Hostile architecture, also known as defensive architecture or exclusionary design, is an urban design strategy in which public spaces and structures are used to prevent certain activities or restrict certain people from using those spaces.
Many of these restrictive design elements have been aimed at those experiencing homelessness, and the resulting conflict has increasingly gained media attention.
In Portland, Oregon, strategically placed bike racks and planter boxes line sidewalks to keep unhoused individuals from being able to camp or rest in those spaces. In New York City, architects were denied a bid to shrink the vestibule of a historic building now owned by Tom Ford to make the building “less likely to be occupied” by unhoused people. And, in Connecticut, House Bill 6400 was introduced to ban “hostile architecture” all together in public spaces.

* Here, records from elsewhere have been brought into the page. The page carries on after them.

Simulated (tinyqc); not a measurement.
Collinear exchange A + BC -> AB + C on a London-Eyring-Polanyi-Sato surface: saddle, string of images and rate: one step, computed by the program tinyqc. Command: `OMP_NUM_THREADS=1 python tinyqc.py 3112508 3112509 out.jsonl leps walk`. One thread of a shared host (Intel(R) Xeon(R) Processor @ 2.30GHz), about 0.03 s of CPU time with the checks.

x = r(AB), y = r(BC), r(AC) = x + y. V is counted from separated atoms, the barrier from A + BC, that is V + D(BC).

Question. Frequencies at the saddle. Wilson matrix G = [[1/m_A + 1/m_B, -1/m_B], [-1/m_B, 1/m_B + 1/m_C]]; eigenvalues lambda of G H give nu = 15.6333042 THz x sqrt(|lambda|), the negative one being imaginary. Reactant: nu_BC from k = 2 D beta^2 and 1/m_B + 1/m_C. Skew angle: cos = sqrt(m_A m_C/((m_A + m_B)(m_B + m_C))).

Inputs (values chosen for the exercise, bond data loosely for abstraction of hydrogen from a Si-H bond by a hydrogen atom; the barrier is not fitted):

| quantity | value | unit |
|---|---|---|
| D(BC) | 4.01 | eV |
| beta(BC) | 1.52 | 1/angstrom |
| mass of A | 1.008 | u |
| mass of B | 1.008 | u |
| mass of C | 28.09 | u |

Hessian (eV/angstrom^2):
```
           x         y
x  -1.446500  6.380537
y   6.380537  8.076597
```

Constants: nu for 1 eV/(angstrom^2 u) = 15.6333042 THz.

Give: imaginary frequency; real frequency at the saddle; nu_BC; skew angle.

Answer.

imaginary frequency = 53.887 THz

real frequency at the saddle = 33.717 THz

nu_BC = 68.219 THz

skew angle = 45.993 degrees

Yet while much of the current focus on hostile architecture centers on controversy involving those experiencing homelessness, these design elements are rooted in historic inequities and have been implemented in every area from landscaping to street planning in cities around the globe. The ideals driving the practice insidiously reinforce segregation, disinvestment and inequity across the American landscape.
Briony continues: “While each community has a different combination of factors, we see time and again the long term negative impacts of designing to exclude.”
While the detrimental effects of exclusionary design are long-reaching, organizations like NDC and others recognize both the depth of the challenges these practices present and the imperative to initiate change.
Bloomberg Philanthropies announced Baltimore as one of eight U.S. cities selected to receive a $1 million grant through the 2023 Bloomberg Public Art Challenge, a program that brings people together to address important civic issues through public art.
“Inviting Light,” a series of light based pubic art interventions, will be led by renowned artist Derrick Adams and supported by a collaboration between the Mayor’s Office, Central Baltimore Partnership, and the Neighborhood Design Center. This challenge creates an opportunity to counter some of hostile architecture’s impact in the city through lighting interventions designed to foster safety and inclusivity in Baltimore’s Station North community. Learn more about the project here.
In the subsequent sections of this article, we will delve into the driving forces behind hostile architecture, the complexities involved in addressing it, and the steps forward we have made in finding solutions and creating positive change.
City leaders and real estate developers frequently deploy hostile architecture as an attempt to prevent or restrict specific human activities or behaviors in public space.
Examples exist throughout Baltimore City and in Prince George’s County, where most of Neighborhood Design Center’s work takes place. In downtown Baltimore, it’s easy to walk for blocks next to concrete walls with no commercial storefronts or windows at the pedestrian level.
Hostile architecture can be seen in window sills with spikes or public parks with high fences, locks, and few trees in order to prioritize law enforcement’s view of what is happening in the park. Even natural elements, like thorny plants, are often planted at the ground level of buildings to prevent access to windows.
“There are lots of these examples of the way that seemingly neutral elements of the built environment really do shape who feels comfortable and who’s allowed to move through certain spaces,” says Merrell Hambleton, NDC Program Manager of Arts Planning and Cultural Programming.
The issue extends from the surface level to the systemic. Baltimore City’s Greenmount Avenue is one example of how interventions like dead ends, bollards, and one way streets were historically used to separate the poorer, majority African American neighborhoods from the adjacent wealthier, whiter neighborhoods by preventing cars from moving between the two. The hostile design creates a separation that is not just physical, but is reflected in the stark contrast in health indicators between the adjacent neighborhoods and their residents.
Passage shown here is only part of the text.